Small caps are not trading at the same discount to bigger companies that they have been for the past two years but they are still good value.

Gartmore forecasts that the earnings’ growth for large caps will be 7-8 per cent this year and for small caps 15-17 per cent. If these forecasts come true, small cap funds are still a bargain. Furthermore, the top smaller cap stockpicking managers have outperformed, on average, larger company managers by a long way.

For example, over the past five years, the top-decile smaller company managers averaged gains of 88 per cent whereas the average for the top decile All Company managers showed returns of only 40.1 per cent as against the FTSE 100 index which fell by 10.3 per cent while the FTSE Small Cap index showed a rise of 3.4 per cent.

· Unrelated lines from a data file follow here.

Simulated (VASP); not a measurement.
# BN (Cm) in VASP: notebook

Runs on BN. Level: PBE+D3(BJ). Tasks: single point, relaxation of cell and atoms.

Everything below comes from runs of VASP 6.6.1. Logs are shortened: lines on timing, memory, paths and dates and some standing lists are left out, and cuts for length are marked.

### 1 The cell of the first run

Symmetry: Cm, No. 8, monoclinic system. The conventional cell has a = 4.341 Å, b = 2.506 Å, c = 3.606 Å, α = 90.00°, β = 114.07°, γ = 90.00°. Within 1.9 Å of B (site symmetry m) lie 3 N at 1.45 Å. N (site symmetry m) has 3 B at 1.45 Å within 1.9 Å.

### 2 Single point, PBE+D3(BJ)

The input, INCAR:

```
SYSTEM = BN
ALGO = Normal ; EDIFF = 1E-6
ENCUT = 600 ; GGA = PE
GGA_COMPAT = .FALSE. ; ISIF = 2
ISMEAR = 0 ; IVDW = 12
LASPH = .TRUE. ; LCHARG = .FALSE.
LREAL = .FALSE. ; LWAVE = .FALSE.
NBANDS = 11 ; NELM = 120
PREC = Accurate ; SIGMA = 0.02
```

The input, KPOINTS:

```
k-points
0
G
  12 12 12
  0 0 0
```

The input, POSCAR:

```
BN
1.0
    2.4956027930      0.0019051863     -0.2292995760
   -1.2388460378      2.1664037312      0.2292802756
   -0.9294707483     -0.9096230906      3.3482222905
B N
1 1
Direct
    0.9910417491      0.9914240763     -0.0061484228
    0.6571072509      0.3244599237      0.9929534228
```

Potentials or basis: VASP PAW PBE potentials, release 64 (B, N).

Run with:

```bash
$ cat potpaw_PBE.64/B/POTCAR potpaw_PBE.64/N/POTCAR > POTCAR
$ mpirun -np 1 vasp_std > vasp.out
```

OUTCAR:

Over 10 years the difference is even more startling. The top-decile small-cap managers averaged a 378 per cent rise as against the All Company managers of only 247 per cent. In that period, the FTSE 100 rose by 122.9 per cent and the Small Cap index increased by 122.5 per cent. The All Share managers who performed best also invested a proportion of their assets in smaller companies.

Only four smaller company funds were consistently in the top quartile over one, two, three and five years.

My two favourites are Roger Whiteoak’s, Framlington smaller UK companies and Giles Hargreaves’, Marlborough special situations.

The two other excellent funds are First State British smaller companies and Investec UK smaller companies while Old Mutual UK select smaller companies, launched less than five years ago, has also been consistently in the top quartile over one, two and three years.